I happened to stumble upon a garbage classification dataset, which although small, contained the images I needed to start testing. With my dataset found, I turned my attention to the model. I first attempted to use an untrained tensorflow model with 6 convolutional 2D layers, but after training and testing, it became very clear that I would be wasting time creating my own model. So I turned to pretrained classification models, and the best one happened to be InceptionV3. Yet, while my model would train, and reach a validation accuracy of 77%, my validation loss would not decrease, but rather stayed the same throughout training. When testing, the predictions were strangely off, and would put random probability on my class labels.
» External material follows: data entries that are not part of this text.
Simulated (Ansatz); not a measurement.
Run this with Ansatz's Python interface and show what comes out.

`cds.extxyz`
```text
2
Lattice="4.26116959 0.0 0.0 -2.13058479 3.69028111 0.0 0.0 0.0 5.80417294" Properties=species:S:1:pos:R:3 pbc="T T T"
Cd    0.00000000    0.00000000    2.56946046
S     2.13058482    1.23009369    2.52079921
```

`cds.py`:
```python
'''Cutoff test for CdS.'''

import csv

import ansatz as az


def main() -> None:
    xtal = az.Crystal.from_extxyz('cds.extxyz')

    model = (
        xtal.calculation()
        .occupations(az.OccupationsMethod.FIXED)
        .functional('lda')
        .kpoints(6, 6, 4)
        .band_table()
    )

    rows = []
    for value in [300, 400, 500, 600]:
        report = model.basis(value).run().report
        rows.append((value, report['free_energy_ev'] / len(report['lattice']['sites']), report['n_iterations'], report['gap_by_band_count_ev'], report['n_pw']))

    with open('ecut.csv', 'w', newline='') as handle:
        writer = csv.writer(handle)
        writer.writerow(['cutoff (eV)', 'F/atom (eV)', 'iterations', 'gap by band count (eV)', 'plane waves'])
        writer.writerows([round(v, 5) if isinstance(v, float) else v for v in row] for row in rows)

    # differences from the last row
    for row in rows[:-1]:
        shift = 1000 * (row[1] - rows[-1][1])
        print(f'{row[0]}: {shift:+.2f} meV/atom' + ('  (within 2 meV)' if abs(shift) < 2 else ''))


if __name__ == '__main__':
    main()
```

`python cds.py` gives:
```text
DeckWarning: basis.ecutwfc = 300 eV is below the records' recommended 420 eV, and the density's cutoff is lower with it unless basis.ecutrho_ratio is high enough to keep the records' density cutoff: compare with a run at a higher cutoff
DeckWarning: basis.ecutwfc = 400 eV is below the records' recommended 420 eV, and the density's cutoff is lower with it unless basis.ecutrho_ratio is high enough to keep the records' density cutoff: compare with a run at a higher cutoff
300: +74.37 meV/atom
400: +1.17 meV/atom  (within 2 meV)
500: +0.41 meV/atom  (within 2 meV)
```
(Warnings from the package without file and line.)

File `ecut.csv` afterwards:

Clearly, the model hasn’t trained properly despite the numbers looking good
I then tried a clusttering approach, in which the model uses K Nearest-neighbors (KNN) to group different attributes of an image. This is different from the other models which use image recognition. However, this seemed to create more errors and problems, so I switched back to using a CNN model, but this time decided to use VGG16. In addition, I realized my dataset was extremely small for the task I was trying to achieve. I didn’t have the time to manually take photos of objects and classify them. Thanks to Jason Inirio’s google images to dataset tool, I was able to quickly add hundreds of images to each label in my dataset.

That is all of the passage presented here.